The ongoing interest in re-editing Emily Dickinson reflects a desire to see her work presented as she penned it rather than altered by editors. Current scholarship recommends that we trust Dickinson's own judgment, rather than that of Todd or Bianchi or Johnson or Shurr, regarding the form of her work. She seems to have wanted her poems to look the way they do in her manuscripts. In theoretical terms, recent Dickinson criticism revisits the intentionality of her writing in order to celebrate its calculation as well as its brilliance.

This paper and the longer study it presages follow in the footsteps of current studies (exemplified by the work of Martha Nell Smith, Ellen Louise Hart, Ralph Franklin, Sharon Cameron, Marta Werner and others) that share an interest in getting us closer to the actual circumstances, feelings and choices embodied in Dickinson's works. I address a question natural to students and scholars alike: when Dickinson sat down to write a poem or a letter, what kind of creative act did she think she was performing? For example, an argument for or against treating certain passages in her letters as poems benefits from a clearer understanding of what she thought a poem was. I take the further step of proposing that Dickinson's thoughts about writing can be illuminated by studying what she and her contemporaries were taught about it. By reconstructing her rhetorical education and milieu, we can paint a picture of the ideas and values of which her practice takes account and thus sort out her accessions, appropriations, revisions and departures.

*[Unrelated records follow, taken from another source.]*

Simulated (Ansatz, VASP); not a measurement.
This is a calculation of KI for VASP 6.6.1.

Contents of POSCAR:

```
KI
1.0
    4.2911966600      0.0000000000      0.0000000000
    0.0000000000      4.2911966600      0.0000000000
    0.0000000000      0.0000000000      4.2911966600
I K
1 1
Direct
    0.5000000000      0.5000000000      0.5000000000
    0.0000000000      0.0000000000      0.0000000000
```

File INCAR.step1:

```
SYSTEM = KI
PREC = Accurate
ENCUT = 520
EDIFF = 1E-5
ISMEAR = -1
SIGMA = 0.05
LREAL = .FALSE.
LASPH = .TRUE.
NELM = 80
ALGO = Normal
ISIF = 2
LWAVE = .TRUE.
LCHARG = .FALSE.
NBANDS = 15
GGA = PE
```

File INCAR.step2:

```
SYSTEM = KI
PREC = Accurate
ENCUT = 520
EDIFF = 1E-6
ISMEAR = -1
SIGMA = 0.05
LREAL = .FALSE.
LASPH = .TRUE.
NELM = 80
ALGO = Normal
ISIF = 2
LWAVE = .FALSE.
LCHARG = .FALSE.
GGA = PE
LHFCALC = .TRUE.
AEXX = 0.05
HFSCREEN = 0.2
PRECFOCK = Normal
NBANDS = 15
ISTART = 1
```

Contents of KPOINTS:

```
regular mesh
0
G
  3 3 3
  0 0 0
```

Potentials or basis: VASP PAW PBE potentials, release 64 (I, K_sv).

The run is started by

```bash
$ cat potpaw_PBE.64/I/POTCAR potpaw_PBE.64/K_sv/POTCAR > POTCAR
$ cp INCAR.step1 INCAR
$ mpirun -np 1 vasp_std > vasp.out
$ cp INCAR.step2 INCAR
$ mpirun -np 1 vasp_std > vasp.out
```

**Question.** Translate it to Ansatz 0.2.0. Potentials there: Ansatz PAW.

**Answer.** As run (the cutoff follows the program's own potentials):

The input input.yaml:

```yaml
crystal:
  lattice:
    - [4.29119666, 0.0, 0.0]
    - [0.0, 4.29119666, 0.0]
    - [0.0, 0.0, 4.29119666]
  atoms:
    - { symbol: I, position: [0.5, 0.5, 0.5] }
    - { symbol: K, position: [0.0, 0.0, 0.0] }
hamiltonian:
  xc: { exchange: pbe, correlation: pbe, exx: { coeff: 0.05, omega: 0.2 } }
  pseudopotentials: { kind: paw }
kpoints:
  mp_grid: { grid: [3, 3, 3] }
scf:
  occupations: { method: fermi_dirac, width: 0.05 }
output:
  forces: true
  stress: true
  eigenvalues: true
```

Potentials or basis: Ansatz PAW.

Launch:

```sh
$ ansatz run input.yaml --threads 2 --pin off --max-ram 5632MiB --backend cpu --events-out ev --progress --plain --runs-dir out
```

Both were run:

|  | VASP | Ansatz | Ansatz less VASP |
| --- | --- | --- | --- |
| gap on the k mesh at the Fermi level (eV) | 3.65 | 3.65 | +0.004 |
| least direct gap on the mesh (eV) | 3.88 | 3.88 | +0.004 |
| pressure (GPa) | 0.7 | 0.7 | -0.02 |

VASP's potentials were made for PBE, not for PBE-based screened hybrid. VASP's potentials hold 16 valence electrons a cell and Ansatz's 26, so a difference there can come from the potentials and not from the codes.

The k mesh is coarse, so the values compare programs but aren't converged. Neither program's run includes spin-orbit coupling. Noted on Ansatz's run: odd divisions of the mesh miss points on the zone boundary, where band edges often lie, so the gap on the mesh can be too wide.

Dickinson's textbooks belong to a coherent tradition whose influence on American education historians of rhetoric have only recently clarified. Her texts incessantly cite each other and a larger circle of books on which understanding of their precepts depends. They are meant to be taught, [End Page 261] and like all textbooks they make presumptions concerning the education of the teachers who will use them. Furthermore, the rhetoric Dickinson studied in school differs from the literary tradition central to her recreational reading: in a word, her training in writing retains the neoclassical texture of its Scottish enlightenment roots.

Emily Dickinson's education in composition, typical of her contemporaries, was dominated by what Wilbur Samuel Howell in Eighteenth-Century British Logic and Rhetoric terms the "New Rhetoric." The "New Rhetoric" emerged in treatises by such eighteenth-century Scottish theorists as Hugh Blair, George Campbell and Henry Home, Lord Karnes. Along with its popular British and American offshoots, among them texts by Richard Whately, Samuel Newman, Alexander Jamieson and John Quincy Adams, the "New Rhetoric" dominated American schooling in writing and oratory throughout the nineteenth and into the twentieth century, a fact substantiated by Sharon Crowley (The Methodical Memory), Nan Johnson (Nineteenth-Century Rhetoric in North America), James A. Berlin (Writing Instruction in Nineteenth-Century American Colleges), Winifred Bryan Horner (Nineteenth-Century Scottish Rhetoric: The American Connection), John Michael Wozniak (English Composition in Eastern Colleges, 1850-1940) and other scholars of rhetorical education.

Emily Dickinson's training in the "New Rhetoric" is indicated by the textbooks in use at Amherst Academy and Mount Holyoke and in her father's library (compiled by Carlton Lowenberg in Emily Dickinson's Textbooks), among them those of Newman, Whately and Kames. Indeed, Samuel Newman, whose 1834 Practical System of Rhetoric was used by both institutions and went through over sixty editions, was the brother of Amherst: bookseller Mark Haskell Newman, who married Emily's aunt Mary Dickinson and whose orphaned daughters figure prominently in family letters. Dickinson's relationship to the author of her Amherst Academy rhetoric text could scarcely have escaped her notice.

The "New Rhetoric" owed much of its extraordinary authority to its congruence with the common-sense philosophy passed on by Scottish enlightenment thinkers, especially Thomas Reid and Dugald Stewart, to such new world interpreters as John Abercrombie and Thomas Upham, the latter a colleague of Newman's at Bowdoin at a time when the intellectual leadership of the Maine college was widely recognized. Stewart, Upham and Abercrombie, along with the logic texts of Isaac Watte (whose hymns...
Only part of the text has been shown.